Use lightweight CDC debezium-server-databend to build real-time data synchronization

Author: Han Shanjie

Databend Cloud R&D Engineer

hantmac (Jeremy) GitHub

Debezium Server Databend is a self-developed lightweight CDC project based on Debezium Engine, which is used to capture database changes in real time and deliver them as event streams, and finally write the data to the target database Databend. It provides an easy way to monitor and capture changes in relational databases, and supports converting these changes into consumable events.

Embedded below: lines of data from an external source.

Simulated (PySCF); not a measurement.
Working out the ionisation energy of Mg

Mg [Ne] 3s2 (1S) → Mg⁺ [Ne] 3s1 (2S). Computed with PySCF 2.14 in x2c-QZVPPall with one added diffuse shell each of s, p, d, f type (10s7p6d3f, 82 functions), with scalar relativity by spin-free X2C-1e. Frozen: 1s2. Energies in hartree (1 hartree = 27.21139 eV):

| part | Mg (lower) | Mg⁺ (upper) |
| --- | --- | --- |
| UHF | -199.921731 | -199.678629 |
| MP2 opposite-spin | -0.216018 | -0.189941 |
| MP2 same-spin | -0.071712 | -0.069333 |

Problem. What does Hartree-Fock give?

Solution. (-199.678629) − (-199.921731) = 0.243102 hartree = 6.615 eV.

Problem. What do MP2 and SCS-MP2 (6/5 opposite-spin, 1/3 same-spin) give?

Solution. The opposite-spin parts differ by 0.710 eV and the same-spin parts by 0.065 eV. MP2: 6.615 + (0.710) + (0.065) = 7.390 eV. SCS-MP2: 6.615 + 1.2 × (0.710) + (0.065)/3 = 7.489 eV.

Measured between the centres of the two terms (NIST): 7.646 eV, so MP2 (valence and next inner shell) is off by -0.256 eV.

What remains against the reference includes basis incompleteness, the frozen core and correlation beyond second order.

Using Debezium server databend to implement CDC does not need to rely on large-scale Data Infra such as Flink, Kafka, Spark, etc. It only needs a startup script to start real-time data synchronization.

This tutorial will show how to quickly build real-time data synchronization from MySQL to Databend based on Debezium server databend.

Suppose we have an e-commerce business, and the product data is stored in MySQL, and we need to synchronize it to Databend in real time.

The following content will introduce how to use Debezium server databend CDC to achieve this requirement. The overall architecture of the system is shown in the figure below:

Preparation Phase

Prepare a Linux or MacOS with Docker, docker-compose and Java 11 environment installed.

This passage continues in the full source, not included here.